IntegrARAÂ Iztacalco
The project consists of 720 affordable housing units organized in six 5-story blocks with interior courtyards on a former industrial site covering 16,000 sq. meters in Iztacalco, a poor borough in the Federal District, less than a quarter of a mile from both a Metrobus (BRT system) and a subway station.
Though architecturally discreet, the project represents an ‘urban breakthrough’, since it relies on a partnership with one of the major home builders in Mexico (Consorcio ARA), which has typically centered its practice on building single-family homes around the periphery of Mexico City, convincing them to ‘return’ to the central city and build more sustainable housing.
By incorporating mid-rise/high-density construction (500 units per hectare), mixed uses (retail on the ground floor of one of the blocks), and semi-public spaces like the courtyards in each block as well as ‘hiding’ the cars in a basement, the project offers a real alternative for social housing ‘inside the city’ and close to public transportation. On top of that, and counter to the conventional wisdom of large developers, the scheme has proven to be as profitable for them as their other developments on the periphery.
It is our hope that projects like this one will help transform perceptions and practices regarding how to design and build the more than 50,000 units of housing required for Mexico City every year.
IntegrARA Lázaro Cárdenas
The development is located in the Buenos Aires neighborhood of the Cuauhtémoc district in Mexico City. The lot, which has an irregular shape of about 43,055 sq ft, hosts a multi-family housing development of 263 affordable apartments and it also incorporates 182,986 sq ft of construction and furnishings.
Based on the location and the geometry of the lot, the proposal allowed for the development of a horizontal building with a façade that engaged in a harmonizing dialogue both from within the complex and from without. The building spans the entire street and there are other three buildings, arranged in a quadrangular manner so as to take advantage of the views toward the interior courtyards, where we find the recreational areas.
The buildings consist of an underground level for parking, a ground floor and six additional residential levels. The ground floor also contains the pedestrian entrances to the housing units and the access to the courtyards, green areas, and recreational areas within the complex.

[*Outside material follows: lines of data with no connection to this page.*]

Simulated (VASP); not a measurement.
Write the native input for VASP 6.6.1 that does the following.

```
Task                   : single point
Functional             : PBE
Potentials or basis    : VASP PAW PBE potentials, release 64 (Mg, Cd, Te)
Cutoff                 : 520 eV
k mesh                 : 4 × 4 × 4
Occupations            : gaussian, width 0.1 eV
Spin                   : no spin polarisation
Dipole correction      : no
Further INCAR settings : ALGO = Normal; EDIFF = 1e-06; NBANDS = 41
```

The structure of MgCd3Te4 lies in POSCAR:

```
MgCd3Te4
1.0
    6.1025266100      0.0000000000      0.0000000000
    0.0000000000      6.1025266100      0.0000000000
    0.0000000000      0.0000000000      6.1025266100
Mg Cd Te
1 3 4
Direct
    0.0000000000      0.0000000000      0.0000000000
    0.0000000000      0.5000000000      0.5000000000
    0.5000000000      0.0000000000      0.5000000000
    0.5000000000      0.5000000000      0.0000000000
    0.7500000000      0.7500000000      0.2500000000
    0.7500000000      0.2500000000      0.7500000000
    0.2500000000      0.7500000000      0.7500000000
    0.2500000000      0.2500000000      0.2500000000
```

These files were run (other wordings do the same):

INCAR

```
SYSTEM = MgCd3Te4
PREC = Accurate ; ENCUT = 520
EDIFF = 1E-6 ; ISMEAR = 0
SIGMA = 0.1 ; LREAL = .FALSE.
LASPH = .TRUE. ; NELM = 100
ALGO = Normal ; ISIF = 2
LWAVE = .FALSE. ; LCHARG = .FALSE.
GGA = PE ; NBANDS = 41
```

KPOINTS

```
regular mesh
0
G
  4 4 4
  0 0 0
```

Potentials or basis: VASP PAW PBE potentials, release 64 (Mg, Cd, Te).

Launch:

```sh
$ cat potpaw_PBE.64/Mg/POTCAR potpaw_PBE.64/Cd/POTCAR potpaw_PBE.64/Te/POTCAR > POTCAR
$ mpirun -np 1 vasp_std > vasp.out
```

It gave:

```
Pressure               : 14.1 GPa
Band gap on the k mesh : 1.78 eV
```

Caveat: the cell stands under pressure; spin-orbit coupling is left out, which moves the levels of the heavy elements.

One can gain access to the housing units through the hallways that are connected by the stairwells. The housing units vary in their typology and range from 25 to 77 m2. Each level contains about 45 apartments distributed along the four stairwells. The majority of the housing units have the following spaces: dining/living room, master bedroom, a second bedroom, a bathroom, and a kitchen with an integrated washing area.